Regenerative Shifts

The Energy Source of Organizations

What is the first image that comes to mind when thinking about energy sources? For most of us, it is most likely a machine. When we need to get from one place to another, we fill up the vehicle with fuel and we are off to our destination. If we are trying to send an email, we ensure that we have electricity to our computers or phones so that we can send a message to a friend or colleague. The energy source allows these machines (vehicles, computers, phones) to function so that we can complete a certain activity. More energy, more capacity to do more work.  

 

When we manage living systems we also can also identify and understand the source of energy. For instance, to create the conditions for plants to grow and mature, we need to ensure that plants have access to solar energy. Access to this energy allows for the plants to grow and mature through the photosynthetic process by converting carbon dioxide into sugars. Energy plays a crucial role in ecosystems to help organisms carry out their daily activities.  

 

There is a remarkable array of ecosystems on the planet, each with a myriad of energy transfer processes that create the conditions for constant regeneration and resilience.   

The Machine Design 

 

Now let’s talk about organizations. Are organizations more like a machine or a natural ecosystem? Over the last several hundred years our institutions have developed and adopted an industrialized process that mimics the design of machines. We have used the machine metaphor to describe departments as cogs, people as parts and outputs as profits. We even use idioms like, “running like a well-oiled machine” or “I don’t have bandwidth for that” to describe ourselves and our organizations as mechanistic. This metaphor and these common idioms have been powerful in influencing the design of organizations. Well-known American billionaire, Ray Dalio, describes individuals as a machine: 

If the organization is a machine, departments are cogs and people are parts, what is the fuel? What is the energy source of an organization?  

 

Money! Increased profits or cash generated from an organization allows us to create even more productivity. And like a machine, if we provide the machine with even more fuel (cash) then we can generate even more! Productivity and efficiency become the primary levers to increase cash. Of course, some machines are more productive and efficient than others, but the design is clear, straightforward and replicable. It makes complete sense. When you think about the design of our current organizations, economies, and communities, it is all designed to run on the fuel of money. If there is a problem, investment (money) will solve it. If there is an opportunity, investment (money) will exploit it. When we place a value (money) on our natural resources, we extract it! Let’s think about this design very carefully. Here is a simple way to demonstrate. 

 

Economies = Networks of Machines 

Organizations = Machines 

Departments = Cogs 

People = Parts 

Profit 

(Money) 

 

We will save a full evaluation of the consequences of this design for another time. However, we would like to ask three simple questions:  

  1. How does this design make you feel?  

  1. Does this design value an individual’s unique contributions?  

  1. What happens when people are seen as tools or parts and money as the energy?  

We encourage you to spend time with colleagues and answer these questions as a way of evaluating the appropriateness of the machine design.  
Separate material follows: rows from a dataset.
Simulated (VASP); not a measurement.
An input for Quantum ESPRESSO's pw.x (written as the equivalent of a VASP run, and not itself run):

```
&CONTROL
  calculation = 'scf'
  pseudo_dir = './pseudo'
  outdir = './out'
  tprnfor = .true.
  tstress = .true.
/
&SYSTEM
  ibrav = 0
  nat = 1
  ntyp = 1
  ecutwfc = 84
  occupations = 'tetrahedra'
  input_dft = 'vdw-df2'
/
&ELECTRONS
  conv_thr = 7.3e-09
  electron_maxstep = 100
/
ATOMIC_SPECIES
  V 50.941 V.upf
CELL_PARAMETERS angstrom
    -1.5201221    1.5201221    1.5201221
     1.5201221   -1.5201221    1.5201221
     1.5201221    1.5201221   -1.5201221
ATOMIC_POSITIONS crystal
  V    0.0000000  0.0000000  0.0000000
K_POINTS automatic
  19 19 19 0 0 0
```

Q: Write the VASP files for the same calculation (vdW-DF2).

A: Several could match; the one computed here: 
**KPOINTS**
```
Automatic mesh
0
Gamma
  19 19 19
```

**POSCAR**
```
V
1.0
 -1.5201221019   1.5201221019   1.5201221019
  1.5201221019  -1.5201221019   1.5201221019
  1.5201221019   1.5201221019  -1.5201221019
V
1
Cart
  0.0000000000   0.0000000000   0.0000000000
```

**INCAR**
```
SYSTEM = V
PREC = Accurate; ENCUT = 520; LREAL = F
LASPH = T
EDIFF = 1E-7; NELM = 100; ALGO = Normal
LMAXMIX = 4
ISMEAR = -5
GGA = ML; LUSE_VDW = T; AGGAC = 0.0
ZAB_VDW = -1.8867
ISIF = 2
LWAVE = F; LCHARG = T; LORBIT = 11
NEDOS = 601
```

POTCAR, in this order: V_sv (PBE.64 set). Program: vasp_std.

The Living Systems Alternative 

 

Now, let’s ask the original question again, but with a little twist. What if organizations were understood as living systems versus machines? What would this approach say about people and organizations? In answering this question, we must learn more about how living systems function.  

 

While, the question of what makes life unique from non-life continues to be researched there are a number of insights from recent research that demonstrate that living systems have the following unique qualities that machines do not. (In our next blog where we will discuss these insights and research in more detail).   

  • Living systems can maintain and regenerate themselves, without any external inputs.   

  • Living systems depends on all the unique members of the system and  the interdependent relationships between all parts of the system.  

  • Life is not centrally located or controlled in the system but instead is a holistic, emergent property of the whole system 

  • Living systems not only develop and evolve with their environment, they actively create the conditions necessary for life.   

  • Mutualistic relationships are necessary to maintain living systems and symbiotic evolutionary events have been the most significant sources of new life throughout the history of life. 

From these insights we have identified six principles that provide us guidance into how organizational design might change when we design with life in mind.  

The principles provide the foundation for both organizational design and evaluation and we offer them as a primary alternative to the current mechanistic design. Buckminister Fuller, one of the most famous designers of the 20th century said, “Work with life centered principles & the universe pitches in to help.”

Organizations as Living Systems: The Energy Source

 

If the organization is a living system, what then is the energy source? The entire biosphere is the energy source, but more specifically, the energy flowing through the inderdependent relationships of all individual team members creates the necessary conditions for individual and organizational potential. Yes, we believe that every organization is an living system of people who are unique contributors in interdependent connections with one another and its partners. The living system’s health is intimately connected to the decisions and behaviors of its members. Recognizing this, shifts the focus away from efficiency and productivity as the primary measures to nurturing a healthy environment that allows the individual members to thrive.

 

In contrast to the mechanistic system, in living, regenerative organizations, people are the energy source and finance (money) is the tool! General McCrystal, commander in Iraq from 2003-2009 describes this new design in his book, Team of Teams,    

 

“The temptation to lead as a chess master, controlling each move of the organization, must give way to an approach as a gardener, enabling rather than directing. A gardening approach to leadership is anything but passive. The leader acts as an “Eyes-On, Hands-Off” enabler who creates and maintains an ecosystem in which the organization operates.”

 

McChrystal, Stanley. Team of Teams (p. 232). Penguin Publishing Group. Kindle Edition.

 

If people truly are the energy source for organizations, then our entire design and strategy should change and embrace a living systems approach. It is time to release humanity’s potential by redesigning organizations to embrace the life, creativity, innovation and diversity within our teams.